MSE 298 Seminar: Using Structural Control to Improve the Performance of Energy Materials – From Nanostructured Batteries to Conducting Polymers

McDonnell Douglas Engineering Auditorium (MDEA)
Sarah H. Tolbert, Ph.D.

Distinguished Professor 
Department of Chemistry and Biochemistry 
Materials Science and Engineering 
University of California, Los Angeles

Abstract: Control of nanoscale structure is key to improving functionality in many new energy materials. We will begin with nanostructured electrode materials that enable fast charging for electrochemical energy storage and in the process, we will attempt to help refine our understanding of the distinction between a pseudocapacitor and a fast charging battery. We will specifically examine how a combination of short ionic diffusion lengths in nanoporous materials and a lack of first-order phase transitions can work together to reduce the diffusion constraints that limit charge/discharge speed. Charge/discharge kinetics can also be facilitated by adding electronic conductivity and to improve that, we explore how to produce high conductivity doped conjugated polymers and then to use those polymers as binder for fast charging cathode electrodes. Finally, we consider high capacity anode materials and show how nanoporous architecture can stabilize these materials against capacity fade. Here, operando transmission X-ray microscopy (TXM) is key to understanding the role of nanoscale structure. In all cases, we aim to understand how materials performance can be improved through control of static and dynamic structure.

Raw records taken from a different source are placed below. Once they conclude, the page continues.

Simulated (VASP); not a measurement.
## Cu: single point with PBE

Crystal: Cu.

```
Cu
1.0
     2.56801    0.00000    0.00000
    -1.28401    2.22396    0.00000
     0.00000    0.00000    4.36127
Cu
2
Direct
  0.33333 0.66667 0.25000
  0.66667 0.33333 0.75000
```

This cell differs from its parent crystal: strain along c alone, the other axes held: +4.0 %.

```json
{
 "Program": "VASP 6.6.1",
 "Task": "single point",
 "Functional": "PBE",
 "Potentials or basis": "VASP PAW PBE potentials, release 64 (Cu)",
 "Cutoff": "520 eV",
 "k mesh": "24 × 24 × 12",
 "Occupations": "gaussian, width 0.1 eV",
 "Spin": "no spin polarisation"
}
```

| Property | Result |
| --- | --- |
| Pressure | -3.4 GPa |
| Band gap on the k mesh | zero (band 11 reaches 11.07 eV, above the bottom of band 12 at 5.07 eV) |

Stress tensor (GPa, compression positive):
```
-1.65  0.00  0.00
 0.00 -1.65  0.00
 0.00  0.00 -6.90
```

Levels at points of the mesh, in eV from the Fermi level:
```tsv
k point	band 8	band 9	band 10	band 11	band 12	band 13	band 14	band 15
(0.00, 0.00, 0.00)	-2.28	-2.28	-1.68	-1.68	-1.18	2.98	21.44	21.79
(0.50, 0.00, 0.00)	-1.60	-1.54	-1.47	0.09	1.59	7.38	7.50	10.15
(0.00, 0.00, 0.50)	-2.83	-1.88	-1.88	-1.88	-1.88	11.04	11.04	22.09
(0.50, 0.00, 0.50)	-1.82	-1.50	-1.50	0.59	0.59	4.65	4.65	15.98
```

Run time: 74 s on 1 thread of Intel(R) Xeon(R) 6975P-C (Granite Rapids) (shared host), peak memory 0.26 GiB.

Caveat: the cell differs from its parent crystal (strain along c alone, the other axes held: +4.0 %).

Bio: Sarah H. Tolbert is a Distinguished Professor in the Departments of Chemistry and Biochemistry and Materials Science and Engineering at UCLA. Her research focuses on controlling nanometer-scale architecture in solution-processed nanomaterials to generate unique optical, electronic, magnetic, structural and electrochemical properties. She has published over 200 scholarly research articles and has 20 patents focusing on electrochemical energy storage, organic electronics, nanomagnetics, nanoscale control of thermal conductivity and new ultra-hardmaterials. She also serves as the faculty direct for a program aimed at bringing nano-concepts to schools, students and the general public throughout the greater LA area. Professor Tolbert is the recipient of a number of awards including the American Chemical Society Henry H. Storch Award in Energy Chemistry, fellow of the Royal Society of Chemistry, an NSF Special Creativity Award, the ACS R.A. Glen Award and the UCLA Diversity, Equity and Inclusion Award. She directs the DOEEnergy Frontier Research Center on Synthetic Control Across Length-scales for Advancing Rechargeables (SCALAR).